United States District Court, W.D. Pennsylvania

December 8, 2017

DALE PATRICK SLEDGE, Petitioner,
v.
COMMONWEALTH OF PENNSYLVANIA, PENNSYLVANIA BOARD OF PROBATION AND PAROLE, and DISTRICT ATTORNEY OF FAYETTE COUNTY, Respondents.

          MEMORANDUM OPINION

          MAUREEN P. KELLY, CHIEF UNITED STATES MAGISTRATE JUDGE.

         Dale Patrick Sledge (“Petitioner”) was released on parole at the time of filing this Petition for Writ of Habeas Corpus pursuant to 28 U.S.C. § 2254 (the “Petition”), challenging his state court convictions for drug possession and possession with intent to deliver. As Respondents correctly pointed out, the Petition is time-barred, and, as such, it will be dismissed.

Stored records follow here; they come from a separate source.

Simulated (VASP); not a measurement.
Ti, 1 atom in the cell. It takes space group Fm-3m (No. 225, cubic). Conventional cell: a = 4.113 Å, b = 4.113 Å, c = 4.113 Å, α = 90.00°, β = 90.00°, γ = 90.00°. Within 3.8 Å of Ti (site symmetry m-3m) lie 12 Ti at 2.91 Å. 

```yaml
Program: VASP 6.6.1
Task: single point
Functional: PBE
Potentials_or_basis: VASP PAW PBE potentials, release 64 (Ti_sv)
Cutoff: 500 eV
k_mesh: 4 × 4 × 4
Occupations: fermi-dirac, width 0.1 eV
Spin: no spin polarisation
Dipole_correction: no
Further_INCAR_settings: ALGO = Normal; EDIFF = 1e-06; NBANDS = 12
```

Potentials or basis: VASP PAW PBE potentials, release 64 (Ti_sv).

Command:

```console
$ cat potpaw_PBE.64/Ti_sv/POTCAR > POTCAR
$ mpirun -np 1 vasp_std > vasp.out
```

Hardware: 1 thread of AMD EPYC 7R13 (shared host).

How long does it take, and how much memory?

         I. PROCEDURAL HISTORY

         A. State Court Procedural History

         The Pennsylvania Superior Court, in its Opinion denying post conviction relief, described the procedural history of the case as follows:

On July 16, 2008, following Sledge's arrest, Attorney David Kaiser entered his appearance, waived Sledge's arraignment, and entered a plea of not guilty. On August 18, 2008, Attorney Kaiser filed an Omnibus Pretrial Motion, which included a motion to suppress, a motion to dismiss pursuant to Rule 600, and a motion for writ of habeas corpus. On October 17, 2008, the Honorable John J. Wagner, Jr. of the Fayette County Court of Common Pleas held a hearing on the Omnibus Pretrial Motion. On January 26, 2009, Judge Wagner denied all of Sledge's motions. Prior to the beginning of trial, Attorney Kaiser filed a Motion to Withdraw, which the Honorable Conrad Capuzzi granted on June 3, 2009. Attorney Sally Frick subsequently entered her appearance as trial counsel.
On March 8, 2010, a jury convicted Sledge of possession with intent to deliver 13.2 grams of cocaine and possession with intent to deliver 100 grams of marijuana. On April 5, 2010, the trial court sentenced Sledge to 18-36 months' imprisonment for possession with intent to deliver cocaine and a consecutive term of 1-12 months' imprisonment for possession with intent to deliver marijuana. On October 24, 2011, this Court affirmed the judgments of sentence. Commonwealth v. Sledge, 682 WDA 2010 (Pa. Super. filed October 24, 2011) (unpublished memorandum). On January 9, 2012, we denied reconsideration. Sledge did not appeal to the Pennsylvania Supreme Court.
On April 30, 2012, Sledge filed a counseled PCRA petition. On October 5, 2012, Sledge filed a pro se motion to seeking [sic] removal of his private counsel, Attorney Sally Frick, and appointment of new counsel by the court. On October 11, 2012, the court ordered the withdrawal of private counsel and appointment of new counsel. On October 15, 2012, Sledge filed an amended pro se PCRA petition alleging ineffective assistance of counsel. Appointed counsel did not file a counseled PCRA petition. On December 5, 2012, Sledge requested leave to proceed pro se. On May 13, 2013, the PCRA court conducted a hearing pursuant to Commonwealth v. Grazier, 552 Pa. 9, 713 A.2d 81 (1998), and granted Sledge's request to represent himself at the PCRA evidentiary hearing. See Id. at 82 (“When a waiver of the right to counsel is sought at the post-conviction and appellate stages, an on-the-record determination should be made that the waiver is a knowing, intelligent, and voluntary one”). On June 12, 2013, the court held an evidentiary hearing on Sledge's PCRA petition. On August 9, 2013, the court denied Sledge's petition. Sledge filed a timely appeal and timely statement of matters complained of on appeal.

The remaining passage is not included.